About the Role
Build the evaluations and datasets that tell labs and institutions exactly how well a model performs on real financial reasoning.
A full-time role based at Qofi's New York office, working alongside operators from top investment banks and private equity firms and engineers from leading AI labs.
Qofi builds the highest-precision financial-reasoning data in the world, and the platform and deployments that put it to work inside institutions.
High ownership from day one, in a flat structure where ideas move from whiteboard to production without committees.
Base salary plus meaningful equity and full benefits. Range is a placeholder pending confirmation.
On-site at Qofi's New York office, alongside the team building the data engine.
Full-time. Rolling start, the team moves quickly once there's a fit.
What You'll Do
Design and maintain rigorous evaluations for finance reasoning, tool use, and agentic tasks.
Develop scoring rubrics and statistical methods that make model performance legible and trustworthy.
Partner with engineering to productionize evals and with experts to ground them in real workflows.
Investigate failure modes and report findings that shape both data and model strategy.
What We're Looking For
Graduate degree or equivalent experience in ML, statistics, CS, or a quantitative field.
Hands-on experience designing or running model evaluations and analyzing results rigorously.
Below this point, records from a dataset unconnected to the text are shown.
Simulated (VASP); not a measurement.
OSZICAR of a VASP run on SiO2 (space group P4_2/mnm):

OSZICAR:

Strong Python and data-analysis skills.
Care for measurement integrity, and healthy skepticism about metrics that look too good.
Hiring Process
Send a resume and a short note on why this role, about five minutes.
A conversation about your background, the role, and what you're looking for.
Technical and team-fit conversations with the people you'd work with directly.
A clear decision quickly, with an offer and a start date that works.